Rule number one of motorsport: don’t hit your own teammate. It still happens from time to time though and whilst it’s never a good thing, when it potentially costs the team a good result it stings just that little bit more.
In the Azerbaijan Grand Prix that’s exactly what happened to Force India when Esteban Ocon and Sergio Perez got together, costing the team a potential podium finish – or possibly even more. Here are eight other teammate tangles which spoiled really good results for the team.
Yeah yeah, it’s the obvious one, so let’s get it out of the way first. McLaren teammates and title rivals Ayrton Senna and Alain Prost had become bitter rivals as the 1989 season progressed and it all came to a head at the penultimate round in Suzuka.
Senna was fighting to keep his championship hopes alive and with just seven laps to go he was behind the Frenchman. He decided to launch his car up the inside at the final chicane from miles back. It was one of his typically aggressive maneuvers which effectively left the car ahead with a choice to make – let me past or we’ll both crash. To everyone’s surprise, Prost chose the latter option and simply closed the door on his teammate.
With both cars out Prost would be champion, so he nonchalantly climbed from of his car, satisfied that he’d done enough. Senna got going again and recovered to win the race, but was controversially disqualified for cutting the chicane when he recovered and so Prost was champion.
McLaren weren’t exactly averse to winning, but the feud that had developed between the two drivers had cost the team another 1-2 finish. Not that Alain will really have cared about that – he was off to Ferrari the following year…
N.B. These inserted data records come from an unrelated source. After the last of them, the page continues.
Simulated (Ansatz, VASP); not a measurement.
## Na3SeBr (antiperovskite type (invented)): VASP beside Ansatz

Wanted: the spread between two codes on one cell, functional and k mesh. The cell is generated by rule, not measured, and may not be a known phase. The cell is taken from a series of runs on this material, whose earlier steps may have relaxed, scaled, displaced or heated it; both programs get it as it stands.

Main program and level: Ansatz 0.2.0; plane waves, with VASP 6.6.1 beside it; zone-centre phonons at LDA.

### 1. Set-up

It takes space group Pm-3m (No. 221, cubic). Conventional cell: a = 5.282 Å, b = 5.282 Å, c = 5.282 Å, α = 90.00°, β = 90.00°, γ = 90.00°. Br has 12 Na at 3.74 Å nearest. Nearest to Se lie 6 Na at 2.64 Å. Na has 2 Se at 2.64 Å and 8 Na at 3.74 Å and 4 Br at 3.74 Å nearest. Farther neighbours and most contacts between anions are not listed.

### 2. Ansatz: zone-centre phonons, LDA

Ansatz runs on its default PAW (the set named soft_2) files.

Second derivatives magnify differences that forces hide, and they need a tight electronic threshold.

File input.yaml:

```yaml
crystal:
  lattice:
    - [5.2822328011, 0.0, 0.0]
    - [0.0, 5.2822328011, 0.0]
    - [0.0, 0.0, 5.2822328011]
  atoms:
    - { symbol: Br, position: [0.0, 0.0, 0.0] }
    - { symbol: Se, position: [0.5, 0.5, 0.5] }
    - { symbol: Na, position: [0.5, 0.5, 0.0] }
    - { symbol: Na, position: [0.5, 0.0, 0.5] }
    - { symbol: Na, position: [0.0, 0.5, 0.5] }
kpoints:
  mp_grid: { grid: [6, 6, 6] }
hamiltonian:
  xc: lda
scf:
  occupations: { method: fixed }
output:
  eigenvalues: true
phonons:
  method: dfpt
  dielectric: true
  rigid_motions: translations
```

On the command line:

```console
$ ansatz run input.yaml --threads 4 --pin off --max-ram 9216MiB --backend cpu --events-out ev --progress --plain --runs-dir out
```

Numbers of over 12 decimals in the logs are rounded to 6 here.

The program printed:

With Michael Schumacher sidelined following his leg-breaking accident at Silverstone, the Austrian Grand Prix was the perfect opportunity for Mika Hakkinen to build up a solid championship lead.
It was all going well enough to start with – he took off from pole and led through turn one, but teammate David Coulthard fancied a go at stamping his own authority on the title race.
Going into turn two the Scot had a half-hearted look up the inside, but succeeded only in spinning Hakkinen around, dropping the Finn right to the back. From then on he put in a storming drive to recover to third place, but Coulthard couldn’t hold onto the lead he’d barged his way into and ended up losing the win to Eddie Irvine.
The 2010 Turkish Grand Prix was something of a thriller, as both Red Bulls and both McLarens fought closely for much of the race.
Mark Webber was leading from his teammate Sebastian Vettel in an effort to win his third race on the bounce, but the relentless pace at the front meant fuel consumption became an issue. Webber had to switch to a fuel-saving engine setting and on lap 40 Vettel took advantage, drawing alongside and attempting a pass for fearing of losing out to the chasing Lewis Hamilton if he also backed off.
However Vettel misjudged how far ahead of his teammate he’d got and jinked to the right too soon, making contact with Webber and spinning himself out of the race. Webber lost the lead and had to pit to change his front wing.
Although many saw the crash as clearly being Vettel’s fault, the team seemed reluctant to blame him leading to suggestions of favouritism in the team. One thing’s for sure – the incident had cost the team a probably 1-2 finish.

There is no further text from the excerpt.